China media: 'No-war pledge' criticism
Chinese papers on Monday assess reports that a long-time "no-war pledge" has been removed from Japan's Liberal Democratic Party's (LDP) annual working policy paper.
According to recent reports, which have not been officially confirmed, the ruling LDP has removed the "never to wage war again" pledge from its policy document.
Observers in China say these changes suggest that Japan is moving "in a far-right direction".
"By removing the pledge, [Japanese PM] Shinzo Abe has revealed his true political ambition, which is to reinstall Japan with the right to wage wars," Gao Hong, researcher on Japanese studies at the Chinese Academy of Social Sciences, tells China Daily.
In an article republished in Xinhua News Agency, China National Radio lashes out at Mr Abe, saying the Japanese PM is "hypocritical" because "he had made a no-war pledge" during a visit to the Yasukuni Shrine - which honours Japan's war dead, including convicted war criminals - on 26 December last year, and now he is "slapping his own mouth".
Qu Xing, president of China Institute of International Studies, tells China News Service that whenever China hopes "to move forward" in Sino-Japanese relations, it is "dragged back" to the controversial issue of visits to the Yasukuni Shrine.
Mr Qu notes that Mr Abe's recent visits to the shrine reflect the government attitude towards war and history. Mr Abe's actions, as well as the increase in Japan's military might and the decrease in its transparency, are worrisome, he adds.
Elsewhere, state media downplay a recent anti-China protest march in Vietnam.
According to reports, around 100 anti-China protesters gathered in Hanoi on Sunday to mark the 40th anniversary of the Paracel Islands battle between China and South Vietnam.
Police broke up the protest but made no arrests, reports say.
Papers in China, however, say such protests are rare and ties between Beijing and Hanoi are improving.
Zhuang Guotu, dean of the Research School of South East Asian Studies at Xiamen University, tells the paper that Vietnam still hopes to keep territorial disputes with China under control because it needs to "co-operate" with Beijing for its growth.Rural reforms
Turning to domestic news, Chinese authorities on Sunday issued their first policy document of 2014, stressing the importance of rural reforms and a national food security system, reports say.
The "number one document" is issued by the Central Committee of the Communist Party of China and the State Council every January, setting the country's policy priorities for the year. Since 2003, the document has focused on rural and agricultural issues in China.
"Taking good control of its own bowl is a fundamental principle the government must stick to over a long period of time," the document says.
Supporting the document, the People's Daily, in an editorial, says the new reform will ensure fair access to public resources and will benefit the farmers as they gain more rights to their assets.
However, some experts have raised concerns about the problems that farmers might face.

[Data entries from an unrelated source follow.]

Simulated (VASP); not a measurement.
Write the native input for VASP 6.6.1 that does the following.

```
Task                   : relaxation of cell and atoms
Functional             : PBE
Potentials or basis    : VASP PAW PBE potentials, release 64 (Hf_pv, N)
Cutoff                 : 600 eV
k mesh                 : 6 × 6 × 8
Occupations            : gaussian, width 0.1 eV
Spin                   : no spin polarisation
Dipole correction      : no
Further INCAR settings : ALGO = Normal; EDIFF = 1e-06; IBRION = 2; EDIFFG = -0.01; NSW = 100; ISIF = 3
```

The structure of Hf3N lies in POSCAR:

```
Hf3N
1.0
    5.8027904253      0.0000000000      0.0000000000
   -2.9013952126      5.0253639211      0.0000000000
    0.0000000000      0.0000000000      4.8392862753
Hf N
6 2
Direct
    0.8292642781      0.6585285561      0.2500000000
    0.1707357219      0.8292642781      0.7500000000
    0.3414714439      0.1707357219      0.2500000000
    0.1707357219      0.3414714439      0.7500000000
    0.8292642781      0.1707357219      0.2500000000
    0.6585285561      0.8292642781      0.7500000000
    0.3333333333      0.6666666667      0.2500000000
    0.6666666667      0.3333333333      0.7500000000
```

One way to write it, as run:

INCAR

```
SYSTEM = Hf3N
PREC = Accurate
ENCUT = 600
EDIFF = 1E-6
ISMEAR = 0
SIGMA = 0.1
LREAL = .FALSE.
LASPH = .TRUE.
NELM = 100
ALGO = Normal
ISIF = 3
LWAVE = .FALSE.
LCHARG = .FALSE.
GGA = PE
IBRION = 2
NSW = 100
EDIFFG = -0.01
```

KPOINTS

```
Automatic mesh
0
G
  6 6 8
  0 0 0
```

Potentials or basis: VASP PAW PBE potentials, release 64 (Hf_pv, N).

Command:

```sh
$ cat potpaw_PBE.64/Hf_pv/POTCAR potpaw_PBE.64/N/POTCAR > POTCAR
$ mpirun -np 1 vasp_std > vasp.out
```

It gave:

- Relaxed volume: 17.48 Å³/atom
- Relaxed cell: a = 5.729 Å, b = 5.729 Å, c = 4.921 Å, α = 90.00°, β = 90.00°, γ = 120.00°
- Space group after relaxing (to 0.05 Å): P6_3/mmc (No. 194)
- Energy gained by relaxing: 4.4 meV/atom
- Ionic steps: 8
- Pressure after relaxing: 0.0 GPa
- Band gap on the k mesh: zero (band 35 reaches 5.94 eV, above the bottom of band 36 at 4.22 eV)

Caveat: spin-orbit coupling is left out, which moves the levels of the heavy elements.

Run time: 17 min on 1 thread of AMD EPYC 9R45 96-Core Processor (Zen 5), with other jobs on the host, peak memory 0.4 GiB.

"A major obstacle for farmers in increasing their productivity is the difficulty of achieving large-scale, standardised production," Zhang Yuanhong, agricultural expert at Chinese Academy of Social Sciences, tells the Global Times.
"It's hard for farmers to obtain financing to support mass production due to the lack of governmental subsidies and agriculture-targeted commercial channels," Mr Zhang says.
And finally, papers say the withdrawal of rock singer Cui Jian from the Spring Festival Gala is "not surprising".
Cui, one of whose songs became an anthem of the 1989 Tiananmen Square protests, pulled out of a major show on state TV after organisers tried to censor his performance, reports say.
He had been due to play at China's Spring Festival Gala or Chunwan, which draws a TV audience of hundreds of millions.
The Global Times says the rebellious style of the rocker does not go well with the mainstream gala, so the "break-up" is not at all surprising.
"It is way more important that outside Chunwan, Cui can continue to have his stage and continue to play the role he wants to play. There are media reports about Cui's concerts, a new music film and preparation of a new album. Whether his role continues is the real touchstone of China's tolerance," the paper adds.
A commentary in the People's Daily points out that it is unnecessary to place too much emphasis on his withdrawal.